An 18-game streak vanished last Sunday. For over a calendar year, Jalen Hurts had known only victory. That feeling was suddenly silenced. The echo in Philadelphia is a strange, unfamiliar silence. It’s the quiet of a quarterback’s house after a defeat. And the mood inside must be palpable.
Hurts faced the media on Tuesday. He delivered the headline himself. “Thank God it's a short week,” he stated. Then he offered the raw, revealing truth. “Tough week in my house.” This was more than a soundbite. It was a window into the soul of a competitor. His following words confirmed it. “You can be on top one day and on the bottom the next,” Hurts said. He is navigating that brutal NFL reality.
His response was not to point fingers. Instead, he looked inward and upward. He even checked in with his old college coach, Nick Saban. “We had a conversation, caught up a little bit,” Hurts shared. “It’s always good to get good direction from him.” The lesson?

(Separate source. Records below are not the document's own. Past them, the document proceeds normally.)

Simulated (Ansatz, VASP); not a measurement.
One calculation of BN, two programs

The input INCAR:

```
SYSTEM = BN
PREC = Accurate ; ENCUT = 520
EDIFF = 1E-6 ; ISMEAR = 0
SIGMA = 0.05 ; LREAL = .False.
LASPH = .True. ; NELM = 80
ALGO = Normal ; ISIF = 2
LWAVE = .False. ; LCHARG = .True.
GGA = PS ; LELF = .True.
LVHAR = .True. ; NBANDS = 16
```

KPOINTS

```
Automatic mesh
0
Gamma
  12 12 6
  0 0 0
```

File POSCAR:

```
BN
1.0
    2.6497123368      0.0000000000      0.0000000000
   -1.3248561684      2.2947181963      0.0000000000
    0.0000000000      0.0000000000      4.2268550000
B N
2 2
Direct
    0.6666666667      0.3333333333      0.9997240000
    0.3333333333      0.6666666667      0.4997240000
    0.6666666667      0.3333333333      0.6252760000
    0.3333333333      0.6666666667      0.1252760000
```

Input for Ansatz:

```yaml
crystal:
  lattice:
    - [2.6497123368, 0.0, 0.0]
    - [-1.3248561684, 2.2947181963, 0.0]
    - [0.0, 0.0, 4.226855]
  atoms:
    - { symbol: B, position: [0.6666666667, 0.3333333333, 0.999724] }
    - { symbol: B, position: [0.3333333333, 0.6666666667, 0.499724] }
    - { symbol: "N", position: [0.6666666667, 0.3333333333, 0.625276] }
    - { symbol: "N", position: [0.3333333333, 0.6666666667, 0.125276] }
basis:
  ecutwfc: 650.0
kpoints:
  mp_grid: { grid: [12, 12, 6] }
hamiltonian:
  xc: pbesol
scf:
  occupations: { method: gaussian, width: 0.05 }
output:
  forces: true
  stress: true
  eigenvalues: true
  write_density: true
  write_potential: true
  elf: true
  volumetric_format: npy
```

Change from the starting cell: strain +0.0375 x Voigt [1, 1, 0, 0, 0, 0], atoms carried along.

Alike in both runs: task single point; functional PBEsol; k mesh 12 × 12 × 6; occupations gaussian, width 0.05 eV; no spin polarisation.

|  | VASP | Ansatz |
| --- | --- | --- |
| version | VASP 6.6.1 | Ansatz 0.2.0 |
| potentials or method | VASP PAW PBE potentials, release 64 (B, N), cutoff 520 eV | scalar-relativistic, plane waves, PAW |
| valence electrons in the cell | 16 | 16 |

Always win the fourth quarter, something the Eagles failed to do against Denver. But this is how leaders process adversity.
The offense’s struggles are a complex puzzle. The running game was oddly absent. Saquon Barkley had just six carries. The play-calling, full of RPOs, is under a microscope. Meanwhile, a reported meeting between Hurts, Barkley, and A.J. Brown sparked controversy. What was really said behind closed doors?
Jalen Hurts & Co. Finding a New Recipe
Barkley quickly shut down the drama. “That wasn’t a players’ meeting,” he clarified. “It wasn’t that at all.” He described it as simple teammates talking. Hurts echoed this, calling it “teammates being teammates.” Their focus is solely on the collective. They are searching for consistency in a fluctuating season. And Hurts pinpointed a key issue.
He’s on his fourth offensive coordinator in four years. He offered a perfect analogy. “It’s like having all the same ingredients, but having a different chef in the kitchen,” Hurts explained. The dish, unfortunately, has tasted different each time. The challenge is mastering a new system while expectations remain sky-high.
The entire unit feels the pressure. Barkley acknowledged the uneven performances. “There have been halves where we look untouchable,” he said. “And there have been halves where we look really bad.” The mission is to eliminate the bad halves. The Giants’ 25th-ranked pass defense offers a prime opportunity for a breakout.
Read more: Seth Joyner declares he's 'done' with 'A.J. Brown not getting targets' discourse
So, the Eagles march into MetLife Stadium. The short week is a blessing. It forces immediate action. Hurts’ tough week now fuels a critical divisional battle. His fire, stoked by a rare loss, is now Philadelphia’s guiding light. It reminds everyone that in the NFL, as in life, perspective is everything. Or as the philosopher Carl Jung once noted, “I am not what happened to me, I am what I choose to become.”